It's hard to believe that, tomorrow at 3:30 (or as soon thereafter as Eve hands me my final pay), I am done with Ruby, Eve, and the branch. I intend to go out singing "Go Tell It on the Mountain," or some similar song of joy and liberation--Mi KaMokha comes to mind---just to make even clearer the point that they can do nothing to me and that I go out of this to better things.
The curious thing is, do to scheduling issues, by the time I leave, I will have had to start teaching two classes this week I was not teaching before. Well, sort of. One was a class of two boys I was supposed to start teaching the day of my most recent visa run, but showed up for half an hour into their lesson time.
The other was a private student named Mickey, a thirteen year-old boy in what we call our "CJ" (roughly, junior high) program.

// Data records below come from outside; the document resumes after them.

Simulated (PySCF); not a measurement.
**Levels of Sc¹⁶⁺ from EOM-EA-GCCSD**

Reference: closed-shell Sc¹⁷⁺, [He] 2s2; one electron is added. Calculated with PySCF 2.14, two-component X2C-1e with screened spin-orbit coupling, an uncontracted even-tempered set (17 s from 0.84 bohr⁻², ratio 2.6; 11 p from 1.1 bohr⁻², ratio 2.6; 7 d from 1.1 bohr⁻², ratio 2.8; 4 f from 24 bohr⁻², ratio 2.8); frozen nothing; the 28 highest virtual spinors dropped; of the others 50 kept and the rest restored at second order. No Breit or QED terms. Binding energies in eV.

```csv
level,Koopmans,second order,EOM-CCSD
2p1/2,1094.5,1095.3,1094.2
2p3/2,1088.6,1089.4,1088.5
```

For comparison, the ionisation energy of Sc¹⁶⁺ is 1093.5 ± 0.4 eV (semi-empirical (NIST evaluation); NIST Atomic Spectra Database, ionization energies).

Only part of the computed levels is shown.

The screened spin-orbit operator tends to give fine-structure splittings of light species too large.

Last week, I would have started teaching Mickey on Wednesday, but was given insufficient notice of the class having opened (surprise, surprise). I was told that, under the circumstances, I could decline to teach that class, which I did, and the school would attempt to find cover staff. They couldn't find any and ended up having to have the class taught by our Chinese Teaching Assistant, Cecilia. Last Friday and Saturday, I was out sick with a bad cold and so taught neither Mickey (who comes Wednesdays and Fridays in the early evening) nor my Saturday classes.
I sort of feel bad starting something like this. I know there could not have been any perfect timing for my departure, so that I wouldn't be leaving halfway through the term for at least some of my students, but with respect to Mickey and this class I will teach for the first (and only) time tomorrow, the timing really is truly awful. To me, this is another example of how Eve and Ruby mishandle things. In their place, I would have called the families involved and said classes would begin when a new teacher was hired, or similar. But I suppose, given how shaky their finances often seem, that they had no real choice--or at least, no choice that would not have resulted in egg all over their faces.
Mickey's textbook is called American Hotline, and attempts to teach partly through a bad soap opera called, I kid you not, Jefferson Road. I guess this is someone's idea of what a typical American street would be like--though I notice from its cast of characters that the street is more racially and ethnically diverse than probably any American street not located in Jackson Heights, Queens. The "plot," such as it is, revolves around a girl overhearing her new neighbor calling her bossy, and getting her revenge by setting him up on a date with a girl whose boyfriend is one of the local toughs.
The thing I notice most in this textbook is how dated everything is. This is a weird feeling for me, because the period it's dated to is not a far-off time like the '70s or the '30s, but the early '90s. This book has pre-O.J. America stamped all over it, and to make even clearer how dated it is, it used not a CD, but a cassette tape.
Man, how did I get old enough for there to be a period in my life that seems dated?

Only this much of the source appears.